Kate Caruso on Work, Motherhood, and What Ambition Looks Like Now
by Jessie Wiener
I met Kate Caruso over Zoom, with her daughter Sylvie in and out of the frame the entire time. Kate moved easily between the conversation and whatever Sylvie needed—answering a question, pausing to respond to her, then picking back up again without much disruption. There was a calm to it, a steady attentiveness that felt practiced, not performative.
Kate is based in Los Angeles, where she’s spent years building a life in the contemporary art world. She studied literature, then moved to LA, partly because her dad had grown up there, and partly because London, where she grew up, never quite felt like where she’d land. She found her way into the art scene through internships at galleries, writing for art publications, curatorial projects with friends, and eventually studio work, managing an artist and helping bring projects to life behind the scenes. Then she had Sylvie.
Before and After
Before becoming a mother, Kate’s life was shaped by work in a very visible way—projects, openings, deadlines, and being out in the world. After Sylvie was born, that structure fell away. She didn’t go back to the role she had before, not just because of logistics, but because it didn’t feel like it fit anymore.
“It was a really big identity shift,” she says.
She remembers how strange it felt to explain what she was doing. “You’re raised to be ambitious, to want things for yourself,” she says. “And then suddenly you’re like, I’m home with a baby.”
“But I was sort of remade by motherhood,” she says. “I threw myself into it.”
The Work of It
Kate's days now revolve around Sylvie, who is two. Mornings start together, making breakfast, usually something Sylvie has decided on. There’s a rhythm to the week: ballet, scooters in the park, school a few days a week. Kate goes with her (it’s a co-op) and is just beginning to adjust to the idea that soon, Sylvie will be there without her.
Afternoons are slower—painting, dressing up, playing. Evenings stretch out, cooking dinner with her husband, drawing together, letting the day wind down.
“My days are completely awesome,” she says. “I love being home with her so much.”
What surprised her is how engaging it is. “When she was a newborn, people told me it would get way harder,” she says. “But for me, this is more mentally engaging.”
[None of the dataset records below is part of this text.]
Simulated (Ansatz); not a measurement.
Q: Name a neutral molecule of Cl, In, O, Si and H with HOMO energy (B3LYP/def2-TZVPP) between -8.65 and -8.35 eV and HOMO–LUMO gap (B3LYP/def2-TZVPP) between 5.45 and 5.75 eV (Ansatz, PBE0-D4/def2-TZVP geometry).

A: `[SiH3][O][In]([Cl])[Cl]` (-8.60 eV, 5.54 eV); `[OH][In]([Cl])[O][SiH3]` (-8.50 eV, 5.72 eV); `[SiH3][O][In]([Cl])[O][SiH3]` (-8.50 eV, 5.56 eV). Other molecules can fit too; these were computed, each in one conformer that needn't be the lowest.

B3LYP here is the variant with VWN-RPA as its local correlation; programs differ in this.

A lot of that comes from how much attention it takes: the constant adjusting, figuring out what Sylvie needs, responding in the moment, staying present through it. Over time, Kate found herself drawn into parts of it she never expected.
“If someone had told me before that I’d care so much about sleep schedules or child development,” she says, laughing, “I wouldn’t have believed them. That sounds so boring. But it’s your life. You lean into it.”
She reads a lot and pays attention to how other parents do things, what works for them, what doesn’t.
“There are so many ways to do it,” she says. “And every child is different.”
It’s part instinct, part observation, part figuring it out as you go.

What Changes, and What Doesn’t
The way she thinks about work has shifted, too. Before Sylvie, ambition had a clearer outline. It was tied to what she was doing and how that was perceived.
“I realized a lot of what I wanted from work was ego,” she says. “What I could tell people I was doing.”
That didn’t unravel all at once.
“In the beginning, I was like, what am I going to do now?” she says.
She thought about it a lot in the first year—what work would look like, how she would return to it, what came next. But over time, the urgency around those questions faded.
“It feels really good to say, I’m doing this right now,” she says.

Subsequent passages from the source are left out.